Armed Conflicts, Development & Aid, Food and Agriculture, Headlines, Human Rights, Latin America & the Caribbean

COLOMBIA: Paramilitaries Dig in to Fight Return of Stolen Land

Constanza Vieira

BOGOTA, Aug 5 2011 (IPS) - While President Juan Manuel Santos described his government’s land restitution policy as “a veritable revolution” during a speech in northwest Colombia, some 300 far-right paramilitaries were taking up positions less than 100 km from there to fight the effort to return land to small farmers displaced by the violence, human rights activists say.

Private African oil palm plantation in collectively-owned territory in Llano Rico, northwest Colombia. Credit: Constanza Vieira/IPS

Private African oil palm plantation in collectively-owned territory in Llano Rico, northwest Colombia. Credit: Constanza Vieira/IPS

Santos, accompanied by a high-level delegation that included Agriculture Minister Juan Camilo Restrepo, reached Apartadó, the main city in the banana-growing region of Urabá, Wednesday to explain and celebrate his administration’s land reform policy, four days before the one-year mark in his presidency.

“We are changing the face of Colombia, we are carrying out a veritable revolution,” said the conservative Santos, whose government is granting legal land titles to small farmers and returning land to families driven from their farms by the armed conflict that began in the 1960s.
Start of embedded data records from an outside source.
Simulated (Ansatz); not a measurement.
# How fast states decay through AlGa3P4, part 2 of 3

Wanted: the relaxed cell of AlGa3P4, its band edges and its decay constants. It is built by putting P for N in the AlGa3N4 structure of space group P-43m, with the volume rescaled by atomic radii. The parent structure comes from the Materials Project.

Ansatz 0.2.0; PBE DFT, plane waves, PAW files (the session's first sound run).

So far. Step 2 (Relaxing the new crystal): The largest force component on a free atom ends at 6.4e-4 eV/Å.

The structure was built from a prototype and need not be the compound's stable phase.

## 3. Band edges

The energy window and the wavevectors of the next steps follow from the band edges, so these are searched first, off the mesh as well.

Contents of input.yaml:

“As of Jul. 30 we have (granted titles to and restored) 361,000 hectares of land, benefiting more than 17,000 families,” the president said. “We have thus even gotten ahead of” the Victims and Land Restitution Law, which does not go into force until January 2012, he added.

The government’s land titling and restitution effort has begun in areas like Urabá, one of the regions hit hardest by the civil war between the far-right paramilitaries, backed up by sectors of the army, and leftwing guerrillas.

The nearly 230,000 hectares to which legal titles have been granted are property worked by small farmers, often for generations, to which they had no formal proof of ownership. The government believes that regulating property ownership in this way will make it more difficult for peasants to be pushed off their land.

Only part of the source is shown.